Document requirements for secure GPU-accelerated rendering #4234

DemiMarie · 2018-08-21T20:30:51Z

Qubes OS version:

R4.0

Affected component(s):

Documentation

Steps to reproduce the behavior:

Search for documentation for what exactly would be necessary for secure, hardware-accelerated rendering in untrusted AppVMs

Expected behavior:

Some documentation as to why it is not possible currently, and what would be required to change that.

Actual behavior:

No such documentation.

General notes:

One obvious use of a system like Qubes is running untrusted Steam games. Because Qubes doesn’t support hardware-accelerated rendering, this doesn’t work. It would be nice to have documentation as to why this is not possible, and what would be necessary to change this.

Related issues:

andrewdavidwong · 2018-08-22T04:02:45Z

The documentation is a community effort. Please help us improve it by submitting a pull request:

https://www.qubes-os.org/doc/doc-guidelines/

DemiMarie · 2018-09-01T16:38:16Z

@andrewdavidwong I would be happy to, but to do so I need to know what the QubesOS maintainers would require of such a solution.

andrewdavidwong · 2018-09-01T20:57:55Z

@DemiMarie:

I would be happy to, but to do so I need to know what the QubesOS maintainers would require of such a solution.

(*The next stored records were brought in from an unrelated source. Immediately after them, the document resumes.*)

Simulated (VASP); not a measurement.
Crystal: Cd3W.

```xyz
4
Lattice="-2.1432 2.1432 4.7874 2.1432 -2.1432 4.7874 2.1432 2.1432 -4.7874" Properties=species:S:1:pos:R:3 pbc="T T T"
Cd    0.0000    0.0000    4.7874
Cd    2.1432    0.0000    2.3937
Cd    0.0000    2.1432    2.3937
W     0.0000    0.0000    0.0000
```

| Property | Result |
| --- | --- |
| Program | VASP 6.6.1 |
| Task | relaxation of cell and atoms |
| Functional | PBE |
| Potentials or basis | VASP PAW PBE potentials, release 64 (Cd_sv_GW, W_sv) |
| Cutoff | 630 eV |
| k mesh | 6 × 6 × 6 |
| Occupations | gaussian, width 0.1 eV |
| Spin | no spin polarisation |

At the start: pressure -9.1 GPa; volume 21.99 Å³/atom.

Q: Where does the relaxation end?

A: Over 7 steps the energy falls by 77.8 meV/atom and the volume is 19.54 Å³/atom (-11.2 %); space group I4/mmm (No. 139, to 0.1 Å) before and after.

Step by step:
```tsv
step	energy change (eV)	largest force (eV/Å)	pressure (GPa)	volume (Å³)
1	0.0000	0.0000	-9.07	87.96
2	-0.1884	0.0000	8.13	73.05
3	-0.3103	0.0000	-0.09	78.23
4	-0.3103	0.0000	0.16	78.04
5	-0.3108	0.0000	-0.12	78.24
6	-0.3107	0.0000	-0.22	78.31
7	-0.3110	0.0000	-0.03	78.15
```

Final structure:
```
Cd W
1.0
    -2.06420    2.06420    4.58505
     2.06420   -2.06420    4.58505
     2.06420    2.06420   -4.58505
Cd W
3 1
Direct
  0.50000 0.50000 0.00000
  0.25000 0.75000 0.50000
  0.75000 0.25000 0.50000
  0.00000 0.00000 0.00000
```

I suggest searching qubes-devel to see whether the information you need is already there and, if not, starting a thread asking specific questions.

teoman002 · 2018-10-29T09:32:30Z

A known problem why gpu acceleration in VMs is a secruity risk:
It is not possible due to VRAM Leaks of graphic cards, read this report with many pictures as a proof.
https://hsmr.cc/palinopsia/ (cited from whonix footnotes)
https://www.whonix.org/wiki/Virtualization_Platform_Security#cite_note-3

Description of the problem:
VRAM leakage enables guest operating systems to access VRAM content from Qubes dom0 area, which can be a secruity risk, if dom0 is spied on in the right time or all the time.
This can be done by allocating VRAM without initializing the content.
The reason why GPU manufacturers don't implement initialization of VRAM content might be, because it decreases either the lifespan of the memory or slows down performance, although I can't site any sources on this. It's also possible that they had no reason to do so till now.

Possible approach:
In order to change the situation one has to tell the graphic card to initialize after memory allocation. AMD has linux open source drivers, maybe a driver developer can investigate the altered behavior when such a function is implemented. But changing such a fundamental behavior could have devastating effects on the API, because everyone expect memory to behave the old way.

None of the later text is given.